About a year ago, in Weirton, West Virginia—a small city about 35 miles from Pittsburgh—a woman called 911 to report that a man was threatening to kill himself. It was May 6, and a white police officer named Stephen Mader was the first to respond. When he arrived, he found the man, Ronald Williams, who is black, was upset and despondent, with his hands behind his back.
Mader ordered Williams to show him his hands. When he complied, Mader saw he held a silver handgun. The officer drew his own weapon and ordered Williams to drop the gun. “I can’t do that,” Williams said. “Just shoot me.”
Mader, who served as a U.S. Marine in Afghanistan, felt the man wasn’t dangerous or aggressive; instead he feared Williams was trying to commit “suicide by cop.”
“When he said, ‘Just shoot me,’ it was as if he was pleading with me to shoot him,” Mader tells Newsweek. “He wasn’t out here to harm anybody but himself. I was trying to de-escalate the situation. and that’s why I didn’t think deadly force was necessary.”
Mader continued asking Williams to put his gun down, but Williams refused; he just kept pleading for the officer to shoot him. “Any time there’s an imminent threat, it’s nerve-racking,” Mader says. “There’s the adrenaline. Everything just seems very, very fast. A thousand things are running through your head.”
As the standoff continued, two more Weirton police officers arrived at the scene. Williams raised his gun, and one of those officers immediately shot him in the head and killed him. After the incident, Mader was put on administrative leave, and on June 7 the Weirton Police Department fired him for “failure to meet probationary standards of an officer” and “apparent difficulties in critical incident reasoning,” according to a federal lawsuit Mader plans to file Wednesday over his dismissal.
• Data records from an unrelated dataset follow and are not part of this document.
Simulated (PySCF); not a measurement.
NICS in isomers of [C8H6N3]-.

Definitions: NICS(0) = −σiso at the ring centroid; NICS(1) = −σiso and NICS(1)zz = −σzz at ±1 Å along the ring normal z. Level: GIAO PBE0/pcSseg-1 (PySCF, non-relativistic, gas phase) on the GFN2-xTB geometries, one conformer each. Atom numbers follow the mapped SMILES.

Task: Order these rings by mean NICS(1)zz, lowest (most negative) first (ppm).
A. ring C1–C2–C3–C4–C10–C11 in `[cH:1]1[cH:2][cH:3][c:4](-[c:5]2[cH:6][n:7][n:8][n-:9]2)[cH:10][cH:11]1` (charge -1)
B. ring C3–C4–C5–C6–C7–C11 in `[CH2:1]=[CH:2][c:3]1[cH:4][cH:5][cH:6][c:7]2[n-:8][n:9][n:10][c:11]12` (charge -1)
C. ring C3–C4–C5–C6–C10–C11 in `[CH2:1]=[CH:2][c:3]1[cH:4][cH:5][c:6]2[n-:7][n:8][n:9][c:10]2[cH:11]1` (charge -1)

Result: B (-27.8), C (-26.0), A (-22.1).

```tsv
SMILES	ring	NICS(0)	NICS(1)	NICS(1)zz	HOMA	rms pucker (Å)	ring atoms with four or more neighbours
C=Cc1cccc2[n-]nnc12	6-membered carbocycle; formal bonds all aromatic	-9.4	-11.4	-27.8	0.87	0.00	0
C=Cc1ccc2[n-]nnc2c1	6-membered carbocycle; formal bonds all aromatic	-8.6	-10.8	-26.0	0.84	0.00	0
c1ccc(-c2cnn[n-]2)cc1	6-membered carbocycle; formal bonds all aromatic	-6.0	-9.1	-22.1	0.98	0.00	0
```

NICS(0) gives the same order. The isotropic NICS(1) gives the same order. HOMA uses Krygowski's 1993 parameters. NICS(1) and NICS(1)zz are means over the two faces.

“The Weirton Police Department terminated Mr. Mader’s employment because he chose not to use deadly force to shoot and kill and African-American man, who was suicidal, and whom Mr. Mader reasonably believed did not pose a risk of death or serious bodily injury,” Mader’s lawyers wrote in the suit. The Weirton PD also fired Mader because his decision not to shoot could be construed to make the decision of the officer who did shoot Williams appear unreasonable or excessive, the suit reads.
The federal complaint Mader plans to file early Wednesday morning comes at a time when police killings of black men and children such as Michael Brown in Ferguson and Tamir Rice in Cleveland remain highly polarizing and controversial. It also comes as many police departments continue to debate whether officers need new training in de-escalation techniques. A total of 963 people were shot and killed by police in 2016, and so far in 2017 there have been 345 fatal police shootings, according to The Washington Post.
Mader’s lawyers—Timothy O’Brien, along with attorneys from the American Civil Liberties Union of West Virginia—believe his case sends the wrong message to Americans. “The idea that he would be fired for failing to kill somebody that he deemed no threat—that violates everything the ACLU stands for, and I think it violates what we as a society would want from our police,” ACLU of West Virginia Executive Director Joseph Cohen tells Newsweek.
“What type of message does that send to other police officers, both in Weirton and across the country, that Stephen Mader was fired? What kind of message does that send to communities like Ferguson that are reeling from police shootings?” Cohen asks.
O’Brien says the Mader case is important because he was punished for complying with the requirements of the Constitution’s Fourth Amendment, which protects citizens against unreasonable use of force. Plus, firing a cop for showing restraint, he adds, pushes officers towards more shootings. “It says to a police officer, If you can use force, you must use it. It says that when you’re in doubt, you must shoot to kill or you’ll be fired.”
The city of Weirton has defended its decision to terminate Mader, saying he wasn’t fired over his handling of the Williams incident but because of two prior events, according to the Pittsburgh Post-Gazette. One occurred when a woman complained that Mader swore at her as he arrested her husband on a disorderly conduct charge, and the second was for not reporting the death of an elderly woman as suspicious, the newspaper reported. (The two officers who responded on May 6, including the one who shot Williams, also failed to report the death as suspicious.)
While Mader was allegedly fired for his attempt to peacefully neutralize a volatile situation, law enforcement experts tell Newsweek that U.S. police departments need better de-escalation training. “It is lacking,” says Pace University professor and former New York City police officer Joseph Ryan, referring to the training. “I would give it a D grade. We don’t talk about it enough.... There seems to be an unofficial perception by some police officers that I am the authority figure and you will listen to me.”
Another policing expert says Mader’s experience in a war zone likely gave him the background to remain calm even when confronted with a volatile gunman. “A well-trained combat veteran is not going to be as amped up as your average cop,” Jonathan Wender, the co-founder of police training and consulting company Polis Solutions and a former police officer, tells Newsweek. “Someone who is more comfortable in a given situation will be more cognitive and have more tools at his disposal. Here you’ve got an officer who wasn’t scared and tried to take a more measured approach.”
Since he was fired, Mader, 26, who is married with two sons, has gone back to his old job as a diesel mechanic. He also still serves as a military policeman in the West Virginia National Guard. Until he was let go, he planned on remaining in both the National Guard and the Weirton police department until his retirement. “My plan was, ‘Hey, by the time I’m done with my time in Weirton I’ll have my two pensions.’ It turned out it was not meant to be.”
Yet Mader has no regrets. Looking back on the day last year when he responded to a 911 call, he tells Newsweek, “I think I handled it the way it should have been handled.”